I made this video because I was very shocked to find that my model Stirling engine, ("running on ice" rather than heat) appeared to repeatedly re-freeze the ice it was running on.
After this happened a couple times, the engine getting stuck/frozen to the ice, I decided to wait and see if it happened again, but this time made a video.
Well the ice did re-freeze a third time (the above video) and about 10 minutes later, as I was uploading the video to YouTube and writing a description, it froze again a fourth time.
I was running the engine, not as an intentional experiment, but because I had made a new piston for the engine and I had applied grinding paste to the piston and cylinder to get a better fit. (The piston was a little too tight for the cylinder).

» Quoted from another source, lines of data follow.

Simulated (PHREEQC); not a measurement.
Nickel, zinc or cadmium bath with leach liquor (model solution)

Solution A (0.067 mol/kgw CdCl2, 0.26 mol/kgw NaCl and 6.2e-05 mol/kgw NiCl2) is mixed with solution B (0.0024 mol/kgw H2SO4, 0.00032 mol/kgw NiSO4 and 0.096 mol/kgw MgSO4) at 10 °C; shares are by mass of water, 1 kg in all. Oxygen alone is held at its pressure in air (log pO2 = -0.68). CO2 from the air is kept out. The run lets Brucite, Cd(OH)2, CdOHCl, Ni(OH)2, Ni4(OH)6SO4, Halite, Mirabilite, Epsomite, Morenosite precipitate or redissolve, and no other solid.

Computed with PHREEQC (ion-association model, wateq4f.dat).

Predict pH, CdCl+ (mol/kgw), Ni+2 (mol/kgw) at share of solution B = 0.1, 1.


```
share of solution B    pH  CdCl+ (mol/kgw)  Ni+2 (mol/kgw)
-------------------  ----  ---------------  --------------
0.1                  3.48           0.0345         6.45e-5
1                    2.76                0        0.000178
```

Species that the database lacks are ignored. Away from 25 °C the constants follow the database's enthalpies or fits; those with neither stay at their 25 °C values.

In other words, the engine was not running under normal unloaded conditions, rather, it was running very slowly doing the work of honing down its own cylinder coated with grinding paste.
According to the "Carnot Efficiency" formula, as it is generally applied, this model engine should have been at best, (being.very generous), running at about 20% efficiency.
As generally interpreted, this would mean that 80% or more of the ambient heat entering the engine, should have been going through the engine melting the ice.
Instead, for at least half an hour, the ice kept re-freezing on the top surface in direct contact with the bottom of the engine.
After that, I left the engine to run and went to bed.
By morning when I woke up the engine had stopped running. The ice was only half melted. The piston had been ground down so much it had become loose in the cylinder and had lost compression.
Normally the engine would have run longer, until the ice was completely melted.
I call this "anomalous" because, every time I lifted up the engine, exposing it to the air, the upper surface of the ice melted very rapidly becoming wet. But with the engine back on top running, the water on the surface of the ice froze to the bottom of the engine again.
If the engine is only, at best, 20% efficient, according to "Carnot efficiency" so that 80% of the "waste heat" from the ambient air above the engine is going through the engine to warm the ice, logically, the wet upper surface of the party melted ice should have continued to melt, not freeze solid to the bottom of the engine, over and over again.
Previously I had seen what appeared to be the same thing happening on someone's YouTube video, but without any insulation surounding the ice.
For a long time I had attributed this to adhesion or suction, because the surface of the ice was wet, but having seen it for myself, I can confirm that it is possible that the engine became "stuck" to the ice because the ice became frozen to the bottom of the engine
In this other YouTube video, it can be seen that at first the surface of the ice is wet and the engine slides around and has to be repeatedly repositioned to keep it from sliding off to the side.
After running for a while, when he picks up the engine, the ice is stuck to the bottom, apparently having frozen solidly to the ice, as I saw for myself.
As seen in the first video, I really had a hard time prying the engine loose from the ice. It was definitely frozen to the bottom of the engine, not just adhering to a wet surface.
There are some additional, very odd, or anomalous results I've seen in experimenting with model Stirling engines that to my mind, just don't make sense, if the commonly accepted interpretation and application of the so-called "Carnot Efficiency" formula is true.
To say the least, there does not seem to be a lot of heat actually passing through these engines.